Most studies have estimated effects statistically based on natural occurrences of different tracking policies. However, one study that randomly assigned 7th grade “at-risk” students to remedial, average, and honors mathematics classes found that at the end of the year, the at-risk students who took the honors class offering a pre-algebra curriculum outperformed all other students of similar backgrounds (Peterson, 1989).

Another study of African-American high school youth randomly placed in public housing in the Chicago suburbs rather than in the city, found similar results. Compared to their comparable city-placed peers who were of equivalent income and initial academic attainment, the students who were enabled to attend largely white and better-funded suburban schools had better educational outcomes across many dimensions. They were substantially more likely to have the opportunity to take challenging courses, receive additional academic help, graduate on time, attend college, and secure good jobs (Kaufman & Rosenbaum, 1992).

These examples are drawn from carefully controlled studies that confirm what many other studies have suggested. Much of the difference in school achievement found between African-American students and others is due to the effects of substantially different school opportunities, and in particular, greatly disparate access to high-quality teachers and teaching (Barr & Dreeben, 1983; College Board, 1985; Dreeben & Gamoran, 1986; Dreeben & Barr, 1987; Oakes, 1990; Darling-Hammond & Snyder, 1992).

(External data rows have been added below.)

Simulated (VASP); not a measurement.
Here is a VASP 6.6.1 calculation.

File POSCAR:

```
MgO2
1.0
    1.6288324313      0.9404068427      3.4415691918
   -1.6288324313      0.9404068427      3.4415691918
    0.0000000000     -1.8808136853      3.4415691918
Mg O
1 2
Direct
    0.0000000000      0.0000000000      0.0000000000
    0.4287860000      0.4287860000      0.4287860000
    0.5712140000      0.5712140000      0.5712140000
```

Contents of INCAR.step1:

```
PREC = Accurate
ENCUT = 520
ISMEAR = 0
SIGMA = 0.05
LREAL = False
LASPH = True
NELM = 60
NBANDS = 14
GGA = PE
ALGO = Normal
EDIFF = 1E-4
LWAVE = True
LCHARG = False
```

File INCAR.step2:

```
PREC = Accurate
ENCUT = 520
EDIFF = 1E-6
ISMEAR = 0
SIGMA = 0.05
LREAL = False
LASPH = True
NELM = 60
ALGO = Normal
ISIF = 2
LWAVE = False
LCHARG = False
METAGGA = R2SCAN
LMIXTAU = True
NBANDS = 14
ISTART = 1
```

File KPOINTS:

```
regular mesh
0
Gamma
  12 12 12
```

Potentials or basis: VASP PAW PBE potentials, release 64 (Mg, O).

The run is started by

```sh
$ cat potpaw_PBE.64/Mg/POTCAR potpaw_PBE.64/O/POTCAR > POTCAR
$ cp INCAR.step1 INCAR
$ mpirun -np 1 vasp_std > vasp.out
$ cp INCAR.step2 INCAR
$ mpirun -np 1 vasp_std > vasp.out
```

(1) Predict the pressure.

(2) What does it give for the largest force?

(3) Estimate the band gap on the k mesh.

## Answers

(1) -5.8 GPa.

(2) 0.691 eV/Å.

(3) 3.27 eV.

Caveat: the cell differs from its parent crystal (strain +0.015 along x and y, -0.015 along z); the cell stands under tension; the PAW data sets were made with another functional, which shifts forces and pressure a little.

The Unequal Distribution Of Teachers

Minority and low-income students in urban settings are most likely to find themselves in classrooms staffed by inadequately prepared, inexperienced, and ill-qualified teachers because funding inequities, distributions of local power, labor market conditions, and dysfunctional hiring practices conspire to produce teacher shortages of which they bear the brunt. By every measure of qualifications, unqualified and underprepared teachers continue to be found disproportionately in schools serving greater numbers of low-income or minority students (NCES, 1997a). In 1994, just over 20% of newly hired public school teachers were hired without having met regular certification requirements (NCTAF, 1997). The vast majority of these teachers were assigned to the most disadvantaged schools in central city and poor rural school districts.

Districts with the greatest concentrations of poor children, minority children, and children of immigrants are also those where incoming teachers are least likely to have learned about up-to-date teaching methods or about how children grow, learn, and develop—and what to do if they are having difficulties. In addition, when faced with shortages, districts often hire substitutes, assign teachers outside their fields of qualification, expand class sizes, or cancel course offerings. These strategies are used most frequently in schools serving large numbers of minority students (NCES, 1997a; NCTAF, 1997). No matter what strategies are adopted, the quality of instruction suffers.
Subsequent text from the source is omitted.